Beyti Güler, who is 94 years old today, gave his name to his restaurant as well as his signature lamb dish. Behind this name, there is a long-standing family tradition. In 1945, Beyti Güler opened a small, four-table restaurant in Küçükçekmece with his father, Abdülmuttalip, and within a few years, it gained great fame as one of the best meat restaurants in the city. Journalists such as Burhan Felek recommended it and its popularity grew.
After spending a quarter of a century in the same spot, Mr. Güler constructed a new restaurant, which is still in operation today. The building, which they moved in 1983, was designed by famous architect Yılmaz Sanlı and took 10 years to build. It’s unique in İstanbul because of its architectural style, handmade wall tiles and wood-carving decorations. As you step inside, the atmosphere prepares you for what is to come. Mr. Güler takes great care and delivers an extraordinary experience here, where classical handicrafts and delicate workmanship blend with a modern kitchen.
Beyti Güler stands out among many other talented restaurateurs because he learned from craftsmen, including his own father, who taught him how to cook and the butchers in Küçükçekmece who shared the finer details of processing meat. Technical know-how aside, he never stops searching for the different and new while holding on to tradition. Indeed, Beyti Güler has combined his craftsmanship and care with his constant craving for learning, creating a unique dish with his name. An even bigger success is perhaps to maintain it and pass it to the next generations…

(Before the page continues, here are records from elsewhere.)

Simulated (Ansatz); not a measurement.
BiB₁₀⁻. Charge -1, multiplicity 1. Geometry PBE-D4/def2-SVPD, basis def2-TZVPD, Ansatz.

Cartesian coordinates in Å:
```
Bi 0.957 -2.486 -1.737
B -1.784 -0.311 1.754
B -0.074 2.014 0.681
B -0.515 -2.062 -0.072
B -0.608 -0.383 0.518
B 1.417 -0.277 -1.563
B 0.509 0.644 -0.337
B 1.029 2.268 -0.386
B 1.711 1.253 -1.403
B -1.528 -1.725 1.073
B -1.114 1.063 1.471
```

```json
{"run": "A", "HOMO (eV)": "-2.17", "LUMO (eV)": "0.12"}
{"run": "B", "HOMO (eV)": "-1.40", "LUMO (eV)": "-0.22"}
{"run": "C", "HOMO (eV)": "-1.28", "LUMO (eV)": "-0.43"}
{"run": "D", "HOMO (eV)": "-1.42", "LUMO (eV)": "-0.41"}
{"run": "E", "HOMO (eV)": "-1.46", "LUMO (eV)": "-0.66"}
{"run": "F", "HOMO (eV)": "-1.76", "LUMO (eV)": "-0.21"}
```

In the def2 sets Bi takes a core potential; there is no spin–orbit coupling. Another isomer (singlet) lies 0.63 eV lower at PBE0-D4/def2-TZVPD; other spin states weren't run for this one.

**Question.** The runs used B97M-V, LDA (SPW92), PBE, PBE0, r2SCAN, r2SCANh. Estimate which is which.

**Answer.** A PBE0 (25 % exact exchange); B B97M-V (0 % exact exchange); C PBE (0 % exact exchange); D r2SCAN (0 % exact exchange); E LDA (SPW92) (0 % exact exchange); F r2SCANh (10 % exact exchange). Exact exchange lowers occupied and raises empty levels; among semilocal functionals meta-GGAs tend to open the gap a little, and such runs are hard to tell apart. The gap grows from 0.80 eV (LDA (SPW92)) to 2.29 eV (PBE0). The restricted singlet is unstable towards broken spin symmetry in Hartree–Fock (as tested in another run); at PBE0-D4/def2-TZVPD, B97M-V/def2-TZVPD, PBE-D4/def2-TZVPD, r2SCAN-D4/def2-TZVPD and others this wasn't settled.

Now, the 94-year-old Mr. Güler runs his restaurant with his son, Ahmet, and grandson, Cem, and continues to visit the restaurant regularly to see his customers. After all, this is a place where one out of two people walking in is a “regular customer”, and regulars seek special attention. Still, his son and grandson are not the only ones helping him continue the legacy; his employees have become family, too. Osman Yılmaz, who has been the restaurant manager here since 1985, makes sure everything runs as Mr. Güler would want it, tending to every detail from the kitchen to service. Maintaining the quality of the meat that has brought the restaurant its fame is a matter on its own and Mr. Paşa, one of the chefs, emphasizes that in order to keep the quality, they never compromise on the meat they purchase – a certain type of lamb from Eastern Trace (a region located in the northwest of Türkiye) called “Kıvırcık”.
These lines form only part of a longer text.